Thursday 24 March 2016
Is it possible to achieve a true real-time data warehouse or is it simply a myth? In this blog post I’m hoping I can put this question to bed once and for all whilst explaining what we can achieve by aiming for a real-time data environment.
I suppose the best place to start is by looking at what has kick-started this desire for real-time information. In my opinion, the constant pressures and developments of the modern world have encouraged a society of instant-gratification and a desire to continually evolve.
People do not want to wait around for things that, in their head, should be instant. Take fast-food as an example – think of how that industry has grown over the last couple of decades. Many people do not want to put the time and effort in to cook a meal from scratch and thus turn to fast food purely because of its convenience, allowing them bypass a simple routine task and perhaps fill their time with something that they consider more worthwhile.
Another classic example of this can be highlighted through digital formats. A well-cited statistic is that 60% of users will stop watching a video if it takes more than 15 seconds to load, whilst website load speeds impacts a user’s decision on whether to stay on the website. For example, a study conducted by Forrester Consulting on behalf of Akamai found that 40% of online shoppers will wait no longer than 3 seconds before abandoning their visit.

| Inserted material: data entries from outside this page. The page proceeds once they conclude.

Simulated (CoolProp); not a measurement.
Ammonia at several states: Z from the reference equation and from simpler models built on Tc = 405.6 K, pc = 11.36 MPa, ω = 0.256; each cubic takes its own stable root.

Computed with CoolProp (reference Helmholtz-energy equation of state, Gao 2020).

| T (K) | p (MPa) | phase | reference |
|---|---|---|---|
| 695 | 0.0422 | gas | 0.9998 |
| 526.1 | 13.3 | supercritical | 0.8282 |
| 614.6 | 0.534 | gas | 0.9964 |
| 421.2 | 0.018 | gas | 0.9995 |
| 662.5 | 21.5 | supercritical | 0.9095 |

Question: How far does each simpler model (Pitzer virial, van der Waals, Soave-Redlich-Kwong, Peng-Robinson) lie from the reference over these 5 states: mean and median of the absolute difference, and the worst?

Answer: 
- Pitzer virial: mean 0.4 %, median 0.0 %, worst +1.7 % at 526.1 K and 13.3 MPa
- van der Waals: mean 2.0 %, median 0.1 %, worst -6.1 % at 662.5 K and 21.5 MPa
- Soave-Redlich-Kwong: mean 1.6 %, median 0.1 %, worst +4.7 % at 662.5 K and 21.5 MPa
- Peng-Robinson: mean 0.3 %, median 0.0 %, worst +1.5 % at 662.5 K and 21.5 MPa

Hopefully with the examples I’ve given you can start to see where I am going with this. If people are expecting real-time food, real-time videos then why shouldn’t they expect real-time data?
Myth or Reality?
The reality is that real-time or instant access to anything is neigh-on impossible – there is always going to be a lag. We should approach buzzwords like “real-time data” or “real-time data warehouse” with caution because the expectations people then harbour may be greater than what is actually plausible.
When we talk about real-time data access what we should be referring to is near real-time. I suppose we have coined from a purely aspirational viewpoint without considering the computing limitations. Also, when comparing the two phrases, “near real-time data” doesn’t quite cut the mustard in comparison, does it?
But that doesn’t mean we should stop trying to achieve a true real-time data warehouse as it only provides us with the drive to continually improve what is possible now.
Real-time data for real-time benefits
Obviously the major benefit of having faster access to your data is that it empowers you with the ability to make your data-driven decisions in less time than before, allowing you and your organisation to become more responsive to your customer or business demands. Sometimes this is all that stands between you and achieving competitive advantage.
Having said this, it’s also important to thoroughly plan well in advance before implementing a real-time data warehouse. Outline all of the data sources coming in to your organisation – both structured and unstructured; you’ll want to understand the relationships between your structured and unstructured data so you can benefit from having a completely unified view of your organisational data.
With traditional data warehouses you would typically have to perform the Extract, Transform and Load (ETL) capabilities whilst the data warehouse was offline. What many data warehouse vendors offer as an alternative solution is to provide daily batch updates of the data to the warehouse during off-peak hours.
However, to have a truly real-time data warehouse, you need a solution that provides ETL functionality without bringing down the data warehouse for a few hours at a time and is therefore something to consider as a side note when comparing different vendors’ solutions.